14/05/2008

I'm Making This Empirical!

I earlier wrote:

I have not crunched the numbers on this but am pretty sure that holding [football] player quality [...] constant, players on lower-quality teams commit more fouls due to a) weaker teams having possession of the ball less often combined with b) players being much more likely to commit a foul when their team is not in possession.
Another reason to suspect this is that players may sometimes commit fouls because they're frustrated about losing.

I now have crunched some numbers on this. Via EPL Talk I found the English Premier League's fair play table for the season just finished (which, for some reason, does not include data for the last two days). It contains a substatistic for red and yellow cards received (higher values mean less cards received; yes, I've counter-checked that). Although the score could theoretically vary between 0 and 360, the actual minimum and maximum are 271 and 313, respectively. Not holding player quality constant, I related it to the amount of points the clubs gained last season.
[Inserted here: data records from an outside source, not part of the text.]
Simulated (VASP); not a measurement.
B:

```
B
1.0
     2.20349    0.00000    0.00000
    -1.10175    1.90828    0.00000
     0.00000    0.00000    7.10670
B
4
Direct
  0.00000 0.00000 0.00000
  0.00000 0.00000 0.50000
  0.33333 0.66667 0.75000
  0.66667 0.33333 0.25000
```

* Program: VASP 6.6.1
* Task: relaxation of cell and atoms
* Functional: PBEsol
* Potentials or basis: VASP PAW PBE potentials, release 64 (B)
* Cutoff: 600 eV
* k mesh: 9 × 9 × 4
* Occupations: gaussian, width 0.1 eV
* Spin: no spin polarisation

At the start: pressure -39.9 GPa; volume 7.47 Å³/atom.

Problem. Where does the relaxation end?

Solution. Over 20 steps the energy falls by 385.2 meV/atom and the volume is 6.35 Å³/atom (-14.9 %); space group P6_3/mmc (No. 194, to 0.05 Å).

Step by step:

It turns out that the correlation between the "card score" and points is .365 - not spectacular, but noteworthy. If you run a linear OLS regression, you get the following equation:

FAIR PLAY SCORE = 283.281 + .211*POINTS

R-squared is .134; in other words, there is a lot left to explain. Both calculations are not statistically significant at conventional levels (p = .113). This isn't too surprising given a sample size of 20, but it also means you shouldn't put too much faith in the generalizability of the results.

Even so, this is some evidence that my previous intuition was correct. Not that I think you should kneel down and hail me; nine out of ten football fans would probably have told you the same.